Lois Ann Lorentzen
University of San Francisco
2130 Fulton Street
San Francisco, California 94114
U.S.A.
This paper explores the participation of women in popular environmental movements in El Salvador to affirm the claim made by Vandana Shiva that women, "whose minds have not yet been dispossessed or colonised" are in a privileged position to aid in creating new intellectualecological paradigms (Shiva, 46). The paper begins by describing grassroots, female-headed environmental movements in El Salvador. Such movements have generally started with efforts promoting community development, literacy and political empowerment. However, the fights concerning who owns and/or controls land are the most characteristic of the nascent popular-environmental movements. Such battles take one of two forms: struggles to overturn current ownership patterns and to reform current land use, or efforts to preserve traditional land ownership and use patterns against the encroachment of the industrialized world.

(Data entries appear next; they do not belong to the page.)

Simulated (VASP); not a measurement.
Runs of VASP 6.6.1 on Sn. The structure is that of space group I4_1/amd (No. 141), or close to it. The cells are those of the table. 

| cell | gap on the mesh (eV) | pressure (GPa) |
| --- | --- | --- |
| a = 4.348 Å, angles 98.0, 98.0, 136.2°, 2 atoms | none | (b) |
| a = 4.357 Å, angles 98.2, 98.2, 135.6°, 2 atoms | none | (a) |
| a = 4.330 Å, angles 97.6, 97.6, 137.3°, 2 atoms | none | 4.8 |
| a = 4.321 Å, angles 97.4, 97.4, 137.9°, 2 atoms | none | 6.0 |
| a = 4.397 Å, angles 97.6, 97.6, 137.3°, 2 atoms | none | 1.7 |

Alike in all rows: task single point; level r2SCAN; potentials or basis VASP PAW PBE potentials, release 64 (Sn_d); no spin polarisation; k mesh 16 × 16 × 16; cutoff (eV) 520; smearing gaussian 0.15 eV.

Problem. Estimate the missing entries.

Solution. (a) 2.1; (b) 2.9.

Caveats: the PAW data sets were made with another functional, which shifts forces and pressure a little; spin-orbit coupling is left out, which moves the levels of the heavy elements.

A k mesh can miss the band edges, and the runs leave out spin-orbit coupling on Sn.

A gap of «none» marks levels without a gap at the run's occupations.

Writings from the growing Salvadoran ecofeminist movement will next be addressed, analyzing writings by Mercedes Canas and writiers in the feminist magazine Palabra de Mujer. In these writings, the relation between women and the environment/land is explored, including analyses of popular expressions linking woman's body with the land. The context of ecofeminists to argue a feminist methodology, activism, and resistence, informed by women's role in subsistence.
Finally, the argument will be made that those women most impacted by environmental degradation given their roles in subsistence, provide insights into "alternative" development models, new understandings of environmental ethics, and strategies for nonviolent resistence.
Vanadana Shiva. Staying Alive: Women, Ecology and Development (London: Zed Books, 1988).